2 Steps for Leading Change: How Jamie Got My Kid to Give Up Peanut Butter Cups

peanut butter cup

Our daughter Kate was a pretty typical Reese’s-peanut-butter-cup-eating, fight-with-my-parents-to-eat-junk-food-because-it’s-a-god-given-right-of-childhood kind of kid.

Then we started watching Jamie Oliver’s Food Revolution on TV when they were filming in Los Angeles. Jamie is a British chef who’s on a crusade to save America’s health by changing the way people eat. In the process he provides a great lesson on two steps that can change the way people do anything. One, use emotion to shake up existing beliefs. Two, give people a simple, specific, repeatable action they can take.

We watched an episode where Jamie rolls a food cart into a high school Social Studies class and invites the kids up to make their own sundaes. They eagerly pile their bowls of ice cream with fudge sauce and sprinkles and candy gumballs and cookie dough bits and Twinkies and return to their desks.
Then, Jamie makes his own sundae.
First he shows them a beaker of liquid shellac, the stuff they use to make candy shiny. He then tells them shellac is made from the secretion of a female lac bug, and proceeds to dump a beaker of live bugs onto his own big dish of ice cream.

Next he tells them that the stuff that keeps the cookie dough pieces soft is made from duck feathers – so gray duck feathers go into his sundae on top of the bugs crawling all over the bowl.
The students in the class begin to gag and retch and cover their eyes. And so did our daughter as we watched.
When he finished, Jamie told the students simply,  “If you don’t understand the words on the package, don’t buy it and don’t eat it.”

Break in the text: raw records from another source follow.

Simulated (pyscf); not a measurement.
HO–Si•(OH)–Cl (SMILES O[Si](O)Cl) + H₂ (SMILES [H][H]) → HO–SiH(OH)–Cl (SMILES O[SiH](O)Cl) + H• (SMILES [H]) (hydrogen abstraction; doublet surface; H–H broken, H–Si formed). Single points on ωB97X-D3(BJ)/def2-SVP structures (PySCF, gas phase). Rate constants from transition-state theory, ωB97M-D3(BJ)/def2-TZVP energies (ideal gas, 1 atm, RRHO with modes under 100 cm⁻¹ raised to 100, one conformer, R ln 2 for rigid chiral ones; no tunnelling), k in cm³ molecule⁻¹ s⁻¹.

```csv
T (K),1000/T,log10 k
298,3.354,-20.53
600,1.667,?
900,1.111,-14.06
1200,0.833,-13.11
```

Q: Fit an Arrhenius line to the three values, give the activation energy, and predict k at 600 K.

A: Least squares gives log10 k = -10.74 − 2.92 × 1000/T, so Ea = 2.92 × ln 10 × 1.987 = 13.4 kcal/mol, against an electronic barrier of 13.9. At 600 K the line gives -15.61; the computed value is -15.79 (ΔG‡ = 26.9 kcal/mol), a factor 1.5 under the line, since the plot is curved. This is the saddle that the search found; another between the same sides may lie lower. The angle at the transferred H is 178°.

The very next day at the grocery store, I offered to buy our daughter some Ritz crackers. She said, “Let’s look at the words on the package.” When we saw “soy lecithin,” we didn’t understand the word. So she put the Ritz crackers back.
A few days later, again at the store, we were confronted by a huge display of Reese’s Peanut Butter cups. Her very favorite candy. I joked that surely she couldn’t give those up. But she said, “I’m never eating those again. I don’t even want to LOOK at the back of the package because I know it will be awful.”

Over and over, she repeated this action. “If you don’t understand the words on the package, don’t buy it and don’t eat it.” And as she did, people reacted to her. She harangued my parents because their bread was “poison.” She gave away her Halloween candy and had to explain why. She looked up ingredients she didn’t know and enjoyed shocking people with what they were “really” eating. Reading ingredient labels is no longer simply something our daughter does; it has become part of who she is and how others see her.

Jamie wanted his viewers to become kids who care about what is in their food and make healthy choices about what they eat.  He knew a kid like that would believe that she can’t trust everything on the shelf is okay to eat and she’d believe she can make her own decisions about food. So he did two things.

1. He used his gross out sundae to challenge at a gut level her existing kid beliefs that it doesn’t matter what’s in my food as long as it tastes good and her belief that anything on the shelf must be okay to eat.
2. Having shaken loose those beliefs, he handed her a simple remodeling tool by giving her one simple and very specific action. “If you don’t understand the words on the package, don’t buy it and don’t eat it.”

Repeating that action over and over remodeled her beliefs about the world and about herself. The repeated action and other people’s responses to her eventually remodeled who she is. Her new identity has supported and generated all sorts of new healthy choices like avoiding junk at parties, asking waiters where the hamburger meat is sourced, and packing her own lunch.

Along the way, Jamie got another thing he’s after. Our daughter now insists we buy organic meat; she’s changed the bread we buy, the ice cream we eat, and the restaurants we can visit. In changing the way she eats, she’s changed the way we eat too.

I’ve learned never to underestimate our kid. And given how well Jamie’s enlisted our pretty typical Reese’s-peanut-butter-cup-eating kid in his crusade to save America’s health by changing the way people eat, I think we’d better not underestimate him either.
~ Kristin

Catalyze:

  • Watch an episode from the Food Revolution like this one, Is It Me or Have We Just Been Pushed Into a Corner, with your family. Why do the demonstrations have such a big impact on people? Do you think the people watching those demonstrations have changed their behavior since? Do you think you will?
  • Do you have a change you need to make or lead at home or at work? What emotional experience could you create to shake loose existing beliefs and motivate the change? What simple, specific direction could you pair with that experience? How can you reinforce the change as a positive part of people’s identity?